Monday, February 15, 2016

Core Post 2

Spiritually an ancestor to Todd Gitlin’s article from earlier in the semester, this week's “Watching Television Without Pity: The Productivity of Online Fans,” by Mark Andrejevic, sees its author take up the task of leaving readers deeply crestfallen. Much as Gitlin argued in “Prime Time Ideology: The Hegemonic Process in Television Entertainment” that major social conflicts are brought into the body of cultural production and made digestible, regardless of whether they began as alternatives to dominant thoughts and assumptions, Andrejevic asserts a similar futility in the face of the routine workings of the market and commercial culture. He suggests that the so-called “interactive” fan efforts opened up by new media actually double as forms of unpaid labor, and may enhance marketing strategies of corporate culture as much as they subvert authority through textual appropriation (42-44). Or better yet, what we might call “textual poaching,” as Henry Jenkins labels such fan actions in his own article for this week: “Star Trek Rerun, Reread, Rewritten” (471). Indeed, part of Andrejevic’s intent is to take previous commentators – most notably, Jenkins – to task for how they have created a false binary between the “complicit passivity and subversive participation” of viewers (43). Andrejevic sees this divide as naïve, and disabuses us of that notion by showing how creative acts by viewers can be simultaneously pleasurable and disempowering.

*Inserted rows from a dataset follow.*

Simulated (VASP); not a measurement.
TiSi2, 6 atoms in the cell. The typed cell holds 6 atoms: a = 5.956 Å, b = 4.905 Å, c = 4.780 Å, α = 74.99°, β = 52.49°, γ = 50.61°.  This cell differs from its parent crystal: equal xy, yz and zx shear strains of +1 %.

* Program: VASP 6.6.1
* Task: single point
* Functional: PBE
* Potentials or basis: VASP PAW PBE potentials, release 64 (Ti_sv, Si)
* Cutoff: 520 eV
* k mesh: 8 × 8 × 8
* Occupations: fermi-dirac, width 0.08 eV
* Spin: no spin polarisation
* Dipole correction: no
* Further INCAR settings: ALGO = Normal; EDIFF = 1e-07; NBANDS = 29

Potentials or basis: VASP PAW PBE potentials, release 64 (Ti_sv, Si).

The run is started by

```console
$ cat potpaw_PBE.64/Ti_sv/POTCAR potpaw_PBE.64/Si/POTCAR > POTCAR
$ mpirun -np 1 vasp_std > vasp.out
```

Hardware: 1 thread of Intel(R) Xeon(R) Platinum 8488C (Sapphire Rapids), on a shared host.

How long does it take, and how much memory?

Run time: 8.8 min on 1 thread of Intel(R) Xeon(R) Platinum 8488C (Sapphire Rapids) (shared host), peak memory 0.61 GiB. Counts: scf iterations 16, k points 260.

Gloomy as Andrejevic’s conclusion may be (his final sentence: “spectators take their pleasure in knowing – with the insiders – just why things are as bad as they are and why they could not be any different”), he does admit that creative viewer activity can be fulfilling from the perspective of those viewers. Even if power relations haven’t shifted as dramatically as new media would have us think, and even if interactivity is “rather more passive than advertised,” I wonder if the situation’s really so dire (40). Much of the author’s argument hinges on the idea of fans now being “savvy viewers” (i.e., viewers who claim knowledge of how “the system” works, yet take pleasure in identifying with the insiders within that system). These savvy viewers exhibit insider, self-reflexive knowledge, but seek not to reshape media with that knowledge; instead, they accept that their participation must be ineffective (39-40). Andrejevic seems to suggest that these highly aware viewers are ultimately incapable of activism, incapable of challenging existing social/material relations. But, I think he goes too far when claiming that newly enhanced, interactive participation has “little influence” over media content (40). Interactive participation may be misread, misconstrued, or otherwise mishandled by media producers, but it does seem to have a discernible effect on what they churn out. Andrejevic seems disappointed as he spoils the revolutionary luster of interactive participation, but, if the pleasure derived from creative viewing is sufficient on its own, do fans even need to be revolutionary? Who decides what a viewer finds empowering – Andrejevic?